GDPR and Data Protection


Data protection is the fair and proper use of information about people. It’s part of the fundamental right to privacy – but on a more practical level, it’s really about building trust between people and organisations. It’s about treating people fairly and openly, recognising their right to have control over their own identity and their interactions with others, and striking a balance with the wider interests of society.

The UK data protection regime is set out in the DPA 2018, along with the GDPR (which also forms part of UK law). It takes a flexible, risk-based approach which puts the onus on you to think about and justify how and why you use data.

The ICO regulates data protection in the UK. They offer advice and guidance, promote good practice, carry out audits, consider complaints, monitor compliance and take enforcement action where appropriate.

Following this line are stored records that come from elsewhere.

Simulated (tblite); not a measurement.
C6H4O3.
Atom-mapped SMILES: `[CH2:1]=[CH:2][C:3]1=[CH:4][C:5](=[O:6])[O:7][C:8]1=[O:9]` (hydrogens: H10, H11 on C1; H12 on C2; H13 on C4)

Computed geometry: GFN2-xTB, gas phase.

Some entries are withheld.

What is the Data Protection Act (DPA) 2018

The DPA 2018 sets out the framework for data protection law in the UK. It updates and replaces the Data Protection Act 1998 and came into effect on 25 May 2018.

It sits alongside the GDPR, and tailors how the GDPR applies in the UK – for example by providing exemptions. It also sets out separate data protection rules for law enforcement authorities, extends data protection to some other areas such as national security and defence, and sets out the Information Commissioner’s functions and powers.

For more detail on the DPA 2018 you can download the ICO’s Overview of the DPA 2018.

What is GDPR?

GDPR stands for ‘General Data Protection Regulation’, and it is a new piece of legislation that came into force on 25 May 2018.

The legislation:

  • requires organisations to register with the Information Commissioner if they keep records (unless they are exempt and this includes many charities and clubs)
  • governs the processing of personal data including ‘personal sensitive data’
  • requires organisations to comply with its seven key principles
  • allows employees, service users and other contacts to request to see the personal data held on them.
  • Every organisation should have a written policy and procedure that is specific to their context about how they handle personal data and enact privacy principles.

Read guidance from the Information Commissioner’s Office before you write your policies.   NCVO members can access free guidance on writing a GDPR-compliant data protection policy on the Knowhow website. Please note this is not a sample policy but guidance.

Also have a look at the ICO’s resources on fundraising and data protection.

Who Does it Cover?

Data protection legislation covers everyone about whom you keep personal data. This includes employees, volunteers, service users, members, supporters and donors.

Data protection requirements after the UK leave the EU

The UK left the EU on 31 December 2020. At 11.00pm on this date the UK GDPR replaced the existing EU GDPR. This is the same as the EU GDPR in all material respects. Differences between the two are only reflected by the changes required to make it work in a UK only context.

As of 1 January 2021, the UK GDPR together with the amended Data Protection Act 2018 and the Privacy and Electronic Communications Regulation will make up the personal data protection legislation in the UK.

Being outside Europe will impact data protection matters in the UK in different ways.  For further information watch the Information Commissioner’s Office (ICO) webinar on ‘Keep data flow at the end of the UK’s transition out of the EU’ (broadcast 3 December 2020)

Who are the ICO?

The Information Commissioner’s Office (ICO) is the regulator for data protection and privacy law. Their website is an excellent source of information and support and includes:

an extensive index of specific guidance on a broad range of related topics like marketing, CCTV, data deletion, and filing systems.